A very rare treatment5
There are countless 'academic' treatments of the former communist totalitarian regimes- but this book, as does the TV series, is in a very select club. It is among the very few books that presents those decades via the personal experiences, memories and denials... Not only it shows the many facets of (to many still) unimaginable everyday realities of those countries and those decades, but it highlights brilliantly the very difficult state of mind many still have, after having lived through them. It is a very rare and very specific schizoid state... as in the recollections in Orlando Figes's The Whisperers, or Anne Applebaum's Gulag or Lehel Vandor's Ears, here we have a perfectly captured dilemma that leads to suppressed memories, selective amnesia... Many look back and find those years much more normal than the dizzying whirlwinds of incomprehensible changes that arrived after those regimes ended. The selective amnesia leads then to many voting back into power former 'known faces' simply because they remind the people of some superficial stability that was there before the inflation, the economic insecurity, the employment and housing problems. This selective amnesia makes many people suppress many memories of the total lack of freedom of speech & thought that they endured during those years... This phenomenon is rarely touched on, but this book manages to capture this, too - and there are many lessons to be learned by people in so-called 'free societies' about how socio-political perceptions of the masses can change and distort.

What it was really like behind the Wall.5
In my early years, the countries behind the Iron Curtain always intrigued me; I could not understand how so many people in so many countries were able to survive under such a regimented communist structure. When I finally found myself in East Berlin long before the wall came down, I began to understand just a little that the citizens just took their lifestyle for granted. On the surface, that is. Underneath was a rising tide of resentment, leading to hate of their so-called government. Of course, my youthful and inexperienced eye can be compared to the stories to be found in this book by Peter Molloy.

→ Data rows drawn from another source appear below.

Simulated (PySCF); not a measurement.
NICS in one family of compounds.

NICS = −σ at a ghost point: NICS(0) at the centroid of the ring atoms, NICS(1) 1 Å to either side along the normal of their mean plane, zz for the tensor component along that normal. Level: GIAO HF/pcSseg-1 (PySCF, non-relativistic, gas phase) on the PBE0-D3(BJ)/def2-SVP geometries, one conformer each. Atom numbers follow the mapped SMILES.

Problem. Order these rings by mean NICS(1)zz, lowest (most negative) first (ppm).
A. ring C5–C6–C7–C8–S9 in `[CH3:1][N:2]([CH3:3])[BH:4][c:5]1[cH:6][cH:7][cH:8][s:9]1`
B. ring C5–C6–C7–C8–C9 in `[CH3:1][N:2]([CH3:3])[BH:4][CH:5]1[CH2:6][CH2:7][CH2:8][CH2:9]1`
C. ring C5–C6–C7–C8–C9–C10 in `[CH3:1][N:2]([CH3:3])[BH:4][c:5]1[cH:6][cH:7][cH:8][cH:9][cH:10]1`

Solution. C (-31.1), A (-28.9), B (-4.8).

That the book accompanies his series on BBC2 will no doubt bring to life just what it really was like, for these are accounts of individuals in all walks of life. It is `warts and all' in its setting - and unsettling misery, though, surprisingly, the matter of nostalgia raises its head many times during these anecdotes.

There are far too many stories to recount in this review. They range through a period of time from just after WWII so, not unsurprisingly, I was moved by the horror stories, the imprisonment, the cruelty, the banning of contraception and abortion just to increase the country's population but yet, uplifted again by stories of the way people manage to overcome many of their restrictions and repressions.

I've since visited the former East Germany and Romania many times, indeed my father-in-law is Polish, so Krakow is a second home. The first, of course has managed to hide its past (sort of) in the wealth and democracy of West Germany; the machinations of the Stasi forgiven possibly but certainly not forgotten. In the last, corruption and a hankering for the old regime seem so near the surface of some of the political leaders' daily life, it's hard to know quite where the improvement is.

I'd recommend this book for its wide ranging, backward-looking guide to the region. The individuals bring back a time many of us will not have known - and thank goodness for that but it's a necessary eye-opener and thank goodness, too, that many of the new EU countries have moved on to a better future.

A truer picture than many4
Not being a television owner or watcher, It required me to be told about the series which I then watched on the web. I was impressed and bought the DVD.
This was an unusual television project as it was well researched and carefully and thoughtfully put together. I thought the only weak segment being the one on Romania.
Then I got the book. Nowhere near as carefully done; It shows the signs of being put together in a hurry, but I am not finding fault with that; the rough edges lending urgency to the material.
It is not a run-through of the film material as only in a few places do the book and film overlap. The many transcripts of conversations build up a cumulative image of life under communism.
The sections on Romania provide a fuller picture than did the television programme.
My only quibble is that the positive side of life, whilst there, is rather slipped in; I think the author or publisher is aware of that hence the quote on the back jacket.
I have shown both the DVD and the book to Czech friends who were surprised by the quality of the material. It is a pity that this is not available in Czech for the younger generation.